We do not read the statutes as providing an automatic flow of money into SIF independent of the budgetary and appropriations processes. It seems clear to us that the Tennessee constitution and statutes contemplate that SIF’s funding sources are subject to normal budgetary and appropriations processes which may at times leave the program under funded. The premium tax is a fee that is collected by the commissioner of commerce and insurance and must be paid “at once” into the state treasury pursuant to § 8-22-118. Once collected, no part of the premium tax can be spent without legislative and executive acquiescence, because Article II, § 24, of the Tennessee Constitution provides that “[n]o public money shall be expended except pursuant to appropriations made by law.” Hence, § 50-6-401(b) (which is repeated with no substantive change at § 50-6-208(c)) clearly contemplates that the normal budgetary and appropriations process will determine how much of the premium tax will be deposited in SIF. Consequently, and contrary to plaintiffs’ contentions, the statutes do not secure for workers an entitlement to a program that will never be without funds. Rather, by calling upon the workers’ compensation department and the legislature to estimate a “sum sufficient” of money which during each budgetary cycle will be adequate to fund SIF, and then “earmarking” the premium tax as the source of the amount estimated only so long as that amount does not exceed fifty percent of the tax collected, the legislature clearly contemplated that estimates may be faulty, liabilities may outdistance funding, and payments may be late. The statutes do not, therefore, conflict with or override budgetary and appropriation processes provided for by the state’s constitution and laws, and do not bestow upon plaintiffs an entitlement to a fully funded SIF program.

Likewise, the insurance penalty provisions found in § 50-6-118 do not lend support to plaintiffs’ argument that they are entitled to a fully funded SIF program. The penalties are public money which may not be spent without an appropriation, Tenn. Const, art. II, § 24, and plaintiffs point us to no Tennessee laws indicating that these funds are to be treated any differently from other funds that must be submitted to the general fund prior to appropriation by the legislature.

It follows, too, that a return to the general fund of surplus SIF funds does not violate § 50-6-208(e)’s directive that premium tax funds allocated to SIF “shall not be appropriated or diverted to any other purpose.” The obvious intent of this subsection is that funds appropriated by the legislature to SIF are to be spent only to satisfy SIF liabilities. This section does not, however, forbid transfers accomplished through normal state financial practices. In any event, plaintiffs do not contend that any such funds transferred from SIF to the state treasury were subsequently spent for non-SIF purposes.

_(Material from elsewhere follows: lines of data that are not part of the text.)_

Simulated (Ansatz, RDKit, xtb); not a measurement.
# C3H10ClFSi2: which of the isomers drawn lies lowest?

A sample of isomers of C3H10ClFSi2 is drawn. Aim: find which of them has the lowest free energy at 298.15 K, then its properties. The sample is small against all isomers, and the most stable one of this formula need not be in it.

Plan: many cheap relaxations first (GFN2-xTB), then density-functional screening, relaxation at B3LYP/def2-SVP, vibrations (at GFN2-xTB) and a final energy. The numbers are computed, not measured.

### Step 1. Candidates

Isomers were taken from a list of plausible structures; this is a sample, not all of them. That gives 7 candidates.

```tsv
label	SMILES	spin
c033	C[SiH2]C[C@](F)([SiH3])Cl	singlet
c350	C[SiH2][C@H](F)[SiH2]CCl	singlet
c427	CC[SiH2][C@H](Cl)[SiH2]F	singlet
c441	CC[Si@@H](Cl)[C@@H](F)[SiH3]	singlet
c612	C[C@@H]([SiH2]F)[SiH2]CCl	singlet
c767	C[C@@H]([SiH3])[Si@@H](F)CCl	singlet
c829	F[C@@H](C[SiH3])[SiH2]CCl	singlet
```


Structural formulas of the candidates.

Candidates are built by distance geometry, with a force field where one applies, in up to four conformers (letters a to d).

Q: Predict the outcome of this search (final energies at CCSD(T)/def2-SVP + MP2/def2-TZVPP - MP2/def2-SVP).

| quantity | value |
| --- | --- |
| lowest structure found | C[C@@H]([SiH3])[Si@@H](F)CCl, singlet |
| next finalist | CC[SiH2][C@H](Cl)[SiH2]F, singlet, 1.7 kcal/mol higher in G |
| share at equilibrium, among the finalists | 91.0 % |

Finally, the statutes creating and funding SIF must be read in conjunction with Tenn. Code Ann. § 9-1-116, which limits the dimensions and scope of entitlements provided under Tennessee law. Section 9-1-116 provides:

(a) Notwithstanding any other provision of the law to the contrary, availability of programs and services to people in this state shall be limited to the extent that funds are appropriated by the general assembly or the appropriate governing body of a political subdivision.
(b) No person shall be entitled to have made available to them, or otherwise entitled to, any program or any services provided by or through the state, its departments, agencies or political subdivisions unless funds remain available for such programs or service from moneys appropriated for that purpose by the general assembly or the appropriate governing body of a political subdivision.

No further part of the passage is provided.